Set Theory #
Probability is based around set theory, or the mathematics of sets. A set is a collection of objects, called elements. There is no order to the elements in a set, and no duplicates. Sets are denoted by capital letters, and written using curly braces.
A subset is a set whose elements are all in another set. A superset is a set that contains all the elements of another set. A proper subset is a subset that is not equal to the original set. A proper superset is a superset that is not equal to the original set. Two sets are equal if they are subsets of one another.
Some symbols for sets:
- \(\in\) means “is an element of”
- \(\notin\) means “is not an element of”
- \(\subseteq\) means “is a subset of”
- \(\superseteq\) means “is a superset of”
- \(\subset\) means “is a proper subset of”
- \(\superset\) means “is a proper superset of”
We can often use mathematical notation to describe sets. For example, \(\{x^2|x = 1, 2, 3, 4, 5\}\) means “the set containing the squares of 1, 2, 3, 4, and 5”, or \(\{1, 4, 9, 16, 25\}\) .
The null set is a set with nothing inside. It is denoted by \(\emptyset\) .
The universal set is the set containing all possible elements. It is denoted by \(S\) . Every set is a subset of the universal set.
The complement of a set is the set of all elements that are not in the original set. It is denoted by \(A^c\) .
The union of two sets is the set containing all elements in either set. It is denoted by \(A \cup B\) .
The intersection of two sets is the set containing all elements in both sets. It is denoted by \(A \cap B\) .
The difference of two sets is the set containing all elements in the first set that are not in the second set. It is denoted by \(A \setminus B\) .
Two sets are disjoint or mutually exclusive if they have no elements in common (that is, \(A \cap B = \emptyset\) ).
A collection of sets is collectively exhaustive if the union of all the sets is equal to the universal set (that is, \(\bigcup_{i=1}^n A_i = S\) ).

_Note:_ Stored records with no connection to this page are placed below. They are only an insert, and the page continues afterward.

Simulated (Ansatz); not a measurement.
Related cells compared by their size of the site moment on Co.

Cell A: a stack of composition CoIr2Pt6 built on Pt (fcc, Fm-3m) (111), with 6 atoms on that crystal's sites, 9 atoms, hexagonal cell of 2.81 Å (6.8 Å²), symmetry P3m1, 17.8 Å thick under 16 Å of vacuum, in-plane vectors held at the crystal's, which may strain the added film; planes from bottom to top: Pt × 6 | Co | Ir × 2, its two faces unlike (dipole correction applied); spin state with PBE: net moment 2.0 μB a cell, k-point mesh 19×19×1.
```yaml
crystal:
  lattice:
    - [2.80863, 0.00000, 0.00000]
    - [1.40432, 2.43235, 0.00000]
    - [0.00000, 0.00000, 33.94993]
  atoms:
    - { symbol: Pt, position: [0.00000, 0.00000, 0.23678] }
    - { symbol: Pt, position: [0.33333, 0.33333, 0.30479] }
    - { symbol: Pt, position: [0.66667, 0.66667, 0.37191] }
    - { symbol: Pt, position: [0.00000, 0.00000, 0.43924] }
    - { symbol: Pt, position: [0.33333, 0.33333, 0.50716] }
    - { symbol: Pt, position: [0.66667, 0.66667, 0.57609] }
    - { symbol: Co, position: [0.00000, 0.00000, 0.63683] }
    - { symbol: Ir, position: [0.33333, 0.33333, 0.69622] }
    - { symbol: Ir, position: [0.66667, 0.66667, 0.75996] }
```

A collection of sets is a partition if it is both mutually exclusive and collectively exhaustive.
De Morgan’s law says that \((A \cup B)^c = A^c \cap B^c\) .
Applying Set Theory to Probability #
The basic model for studying probability is an experiment, which consists of a procedure and observations.
An outcome of an experiment is any possible observation of that experiment.
The sample space of an experiment is the finest-grain partition of all possible outcomes.
An event is a set of outcomes of an experiment.